The Secrets of Spinning Straw into Gold?

Carol A. Hand

What is the best you can imagine? This may sound like an easy question to answer, but it has proven to be extraordinarily difficult for the students, staff, and communities I worked with in the past to respond in affirmative ways. It was far easier for most people to list all of the problems and reasons why it would be impossible to change things. You know, the “yes – but” response that is voiced when discussing potential solutions. It’s equally difficult for me to answer this question for myself at this point in my life. And yet, it’s one I need to ponder. All of my initial answers share one common thread – the need to focus on feasible future solutions rather than problems. It’s crucial to have some awareness of past and present issues, and past and present attempts to solve problems. But even more important is the ability to imagine what could be.
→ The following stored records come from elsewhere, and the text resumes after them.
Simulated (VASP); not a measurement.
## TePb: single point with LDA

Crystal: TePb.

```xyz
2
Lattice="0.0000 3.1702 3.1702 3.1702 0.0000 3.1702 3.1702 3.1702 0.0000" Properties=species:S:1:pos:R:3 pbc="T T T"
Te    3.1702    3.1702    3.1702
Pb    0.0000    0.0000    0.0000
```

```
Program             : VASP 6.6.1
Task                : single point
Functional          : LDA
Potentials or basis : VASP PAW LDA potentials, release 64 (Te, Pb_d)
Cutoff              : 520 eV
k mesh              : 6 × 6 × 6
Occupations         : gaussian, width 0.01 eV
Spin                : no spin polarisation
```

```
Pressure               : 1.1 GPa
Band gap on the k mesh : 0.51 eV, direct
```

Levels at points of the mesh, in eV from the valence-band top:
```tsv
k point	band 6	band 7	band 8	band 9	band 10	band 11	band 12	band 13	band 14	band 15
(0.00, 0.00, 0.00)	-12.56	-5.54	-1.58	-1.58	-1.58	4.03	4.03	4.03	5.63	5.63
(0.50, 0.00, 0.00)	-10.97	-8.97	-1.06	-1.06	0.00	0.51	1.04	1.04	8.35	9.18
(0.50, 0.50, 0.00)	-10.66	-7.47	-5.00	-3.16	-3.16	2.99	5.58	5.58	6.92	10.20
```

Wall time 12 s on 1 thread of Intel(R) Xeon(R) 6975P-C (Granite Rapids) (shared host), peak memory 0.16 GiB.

Thursday’s Thanksgiving dinner with my daughter and grandchildren left me pondering which of the four possibilities for solution-focused action feels “right” for me now. (One of the underlying tenets of Ojibwe culture is the principle of “doing things when the time is right” – having the skill and patience to read one’s environment and undertake projects when the time has come.) I have already explored the feasibility of actually taking on each of the flowing four possibilities as a project during the past three years of retirement: healing historical trauma; transforming local education; providing elders with a forum for sharing their life stories; and sharing the legacy of Ogimaa’s efforts to protect Ojibwe children. (Ogimaa means leader or chief.) Only one feels “right” for me now. Perhaps when I finish, the time will be right to take on another.

But today, it occurred to me that it was important to share these ideas because I may not have time to do them all. Yet they may be things that encourage others to think about possibilities for “spinning straw into gold.” I know from experience it can be done without sacrificing one’s first-born child to Rumpelstiltskin – but of course it takes courage, passion, and a great deal of work. Magic comes from the love one breathes into one’s work. And honestly, even hard work and love don’t guarantee “success” in outcomes – they merely mean a more rewarding journey …

straw into gold

Photo Credit: Spinning Straw into Gold

The choices all involve observations from past projects – two from my work with tribes, and two blend my observations in retirement with my prior program development and policy experiences. All involve weaving or reweaving the sense of community that brings people together to create and all are based on the realization that everyone is an important community member with unique gifts that are necessary for the well-being and survival of the whole.

Over the next few weeks I plan to share more about each of these possibilities in hopes that others will find them useful. In the meantime, I will be focusing primarily on the fourth idea on my list – working on the next chapters of a book based on my research about Ojibwe child welfare. I feel the need to share the stories of community members and describe Ogimaa’s efforts to protect children and preserve the community. His example demonstrates how to spin straw into gold by blending the best of the past and the present to reweave community visions for the next generations. It’s something all of us can do. I hope you will check in for the next installments.

Copyright Notice: © Carol A. Hand and carolahand, 2013-2016. Unauthorized use and/or duplication of this material without express and written permission from this blog’s author and/or owner is strictly prohibited. Excerpts and links may be used, provided that full and clear credit is given to Carol A. Hand and carolahand with appropriate and specific direction to the original content.

19 thoughts on “The Secrets of Spinning Straw into Gold?

  1. I for one can’t wait to read what your ideas for future projects will be, Carol. You have me thinking pretty intently already about time running out and how do I prioritize the things I want to accomplish. Sometimes frustration overrides patience and I feel nothing will get done. Thank you for this post and reminder to slow down and contemplate and the choose the order of importance…I feel better already! 🙂

    Liked by 3 people

    1. Mandy, thank you so much for your thoughtful comments. It does often feel like thinking is a waste of time – but it helps to take the time to reflect on where you want to go first. I know you are aware of this from your many accomplishments. And speaking of accomplishments, congratulations on finishing your book! 🙂

      Liked by 2 people

      1. I agree, taking time is important. All my life I’ve tried to hurry up. Now that I’m getting toward the end of the line, I’m starting to understand the concept of slowing down! Thank you, Carol for your comment about the book. I’m finding out it’s true: you find out when it comes time to publish that writing the book was the easy part, lol! But I will feel the accomplishment when that happens!

        Liked by 1 person

        1. I look forward to learning more about the next stage in your journey of publishing, Mandy. (I’m just beginning the process of returning to work on my Indian child welfare book. I think I have the outline worked out, and several chapters drafted.)

          Liked by 1 person

        2. You have such a gift for writing, research, and life experience, Carol. I know it will be a wonderful book. I’m so thankful for “later years” opportunity to spend time on projects like these. I can’t wait to see the progression of your book!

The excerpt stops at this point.